Time Moving, Time Being Moved In: Margaret Tait
When her first feature film, Blue Black Permanent, was released in 1993, the British press made much of the fact that Margaret Tait, its director, was 74 years old. In fact, Tait had been making films—short films—since she was 34, but it took Blue Black Permanent to make people outside her native Scotland take notice.
Tait started her career not as a filmmaker, but as a doctor. In 1944, she was drafted into the British war effort and sent to India. Tait had always loved movies, and during the war she considered writing a screenplay for the Crown Film Unit about the Chindits, the British soldiers who went behind enemy lines in Burma.
But it wasn’t until after the war that Tait really got her feet wet in the art of film. When the war was over, she returned to Scotland and bought an amateur movie camera. Her plan was to work as a doctor for six months and then spend six months making films. She worked as a doctor in a variety of surgeries in Scottish villages, driving from one to the next, saving money by sleeping in her car.
In 1950, she had saved enough money to enroll at the Centro Sperimentale di Cinematografia in Rome, Italy—Italy’s premier film school, frequented by the top Italian film directors of the time and housed at Cinecittà studios.
Back in Scotland a year later, Tait started making films, including Portrait of Ga (1952), a study of Tait’s mother; Orquil Burn (1955), “from sea to source, the whole course of the burn” (burn is Scottish for stream); The Drift Back (1956), a study of two families who return to farm on the Orkney islands on the coast of Scotland; and the 35-minute Where I Am Is Here (1964), a poetic tribute to Edinburgh.
Where I Am Is Here put Tait on the map of experimental filmmakers to watch. In the program notes to a 1993 retrospective of her work at London’s National Film Theatre, Tait said of Where I Am Is Here: “Starting with a six-line script which just noted down the kind of event to occur, and recur, my aim was to construct a film with its own logic, its own correspondences within itself, its own echoes and rhymes and comparisons, all through close exploration of the everyday, the commonplace, in the city, Edinburgh, where I stayed at the time.”

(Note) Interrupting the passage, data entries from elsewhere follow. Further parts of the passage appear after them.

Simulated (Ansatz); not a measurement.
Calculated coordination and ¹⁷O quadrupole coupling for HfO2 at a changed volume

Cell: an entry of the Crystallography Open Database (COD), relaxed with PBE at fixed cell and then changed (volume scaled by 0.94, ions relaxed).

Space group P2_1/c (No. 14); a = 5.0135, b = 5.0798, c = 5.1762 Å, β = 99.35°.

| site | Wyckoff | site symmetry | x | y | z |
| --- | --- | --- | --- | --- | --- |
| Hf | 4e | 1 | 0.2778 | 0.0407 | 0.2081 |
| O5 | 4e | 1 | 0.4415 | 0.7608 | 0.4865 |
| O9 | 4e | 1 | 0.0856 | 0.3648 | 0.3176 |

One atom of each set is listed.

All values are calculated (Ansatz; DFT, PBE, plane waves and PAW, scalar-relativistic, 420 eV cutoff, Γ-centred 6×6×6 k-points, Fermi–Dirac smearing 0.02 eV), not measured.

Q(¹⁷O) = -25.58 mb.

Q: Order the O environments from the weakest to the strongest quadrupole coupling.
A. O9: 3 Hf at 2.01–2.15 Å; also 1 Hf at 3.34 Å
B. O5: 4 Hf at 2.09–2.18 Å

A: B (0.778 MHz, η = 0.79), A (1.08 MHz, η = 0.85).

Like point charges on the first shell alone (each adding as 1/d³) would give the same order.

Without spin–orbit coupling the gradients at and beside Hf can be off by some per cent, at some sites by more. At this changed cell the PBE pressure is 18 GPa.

In 1981, she made the 32-minute Land Makar, which Tait has described as “a landscape study of an Orkney croft [farm], with the figure of the crofter, Mary Graham Sinclair, very much in the picture, and enriched throughout by her vivid comments. Filmed over several seasons between 1977 and 1980, it takes in many of the human activities which alter the look of the land. The croft is on the edge of a small loch [lake] where swans and other birds nest in the grass. It is worked in the old style and, although mechanized aids are brought into use when appropriate, much is done by one woman’s labor.” Tait also noted that makar is a Scottish word, meaning poet, and that “the film is worked out so that the sequences are like a number of canvases.”
In 1981, following the release of Land Makar, Tait decided to devote her time to developing feature-length screenplays, although she continued to make short films. In 1992, she began shooting Blue Black Permanent, which was financed by England’s Channel 4 TV and the British Film Institute. Blue Black Permanent, set in the 1950s, is about Greta, a poet who drowns herself in the sea, and her daughter Barbara, who is haunted by memories of her mother.
Blue Black Permanent wasn’t Tait’s first fictional work. Some of her short films, such as 1969’s A Pleasant Place, which portrays a marriage from which passion has long ago fled, provide a meeting place for the experimental and the narrative. As Tait told Jan Moir of The Guardian when Blue Black Permanent was released, “Like all of my films, every single moment is based on my own life and all the characters are me. But it is not the story of my life.”
The majority of Tait’s work was self-funded with revenues from rentals of her films. Tait also credited her ability to “live cheaply” as playing a major role in funding her films. Until 1983, when she was able to afford an office, Tait edited her films in her kitchen.
Tait’s husband, writer Alex Pirie, summed up her work when he said that she “searches for what Gaels call an seann stugh [the real stuff]—got by doing what Rilke mentioned, ‘looking at the object until it speaks from its nature’; using, too, Gongora’s method, as defined by Lorca, of ‘stalking the image.’ From this dedication has come the mastery of a form that contains, indeed becomes, a poetry of presence, offering ‘the privilege of the instant,’ perspectives of duration, of time moving, of time being moved in.”
Tait died in 1999; in 2010, the Glasgow Film Festival created the Margaret Tait Award, “to recognize artists who are experimental, innovative, and who work within film and the moving image.”
From Film Fatales: Independent Women Directors. Copyright 1997 by Judith M. Redding & Victoria A. Brownworth
Now out of print, you can find used copies at:
http://www.amazon.com/Film-Fatales-Independent-Women-Directors/dp/1878067974 or http://search.barnesandnoble.com/Film-Fatales/Judith-M-Redding/e/9781878067975/?itm=1&USRI=film+fatales+redding
Margaret Tait
Stills from Where I Am Is Here (1964)
Still from Rose Street (1956)
Still from Ariel (1974)
Still from Tailpiece (1976)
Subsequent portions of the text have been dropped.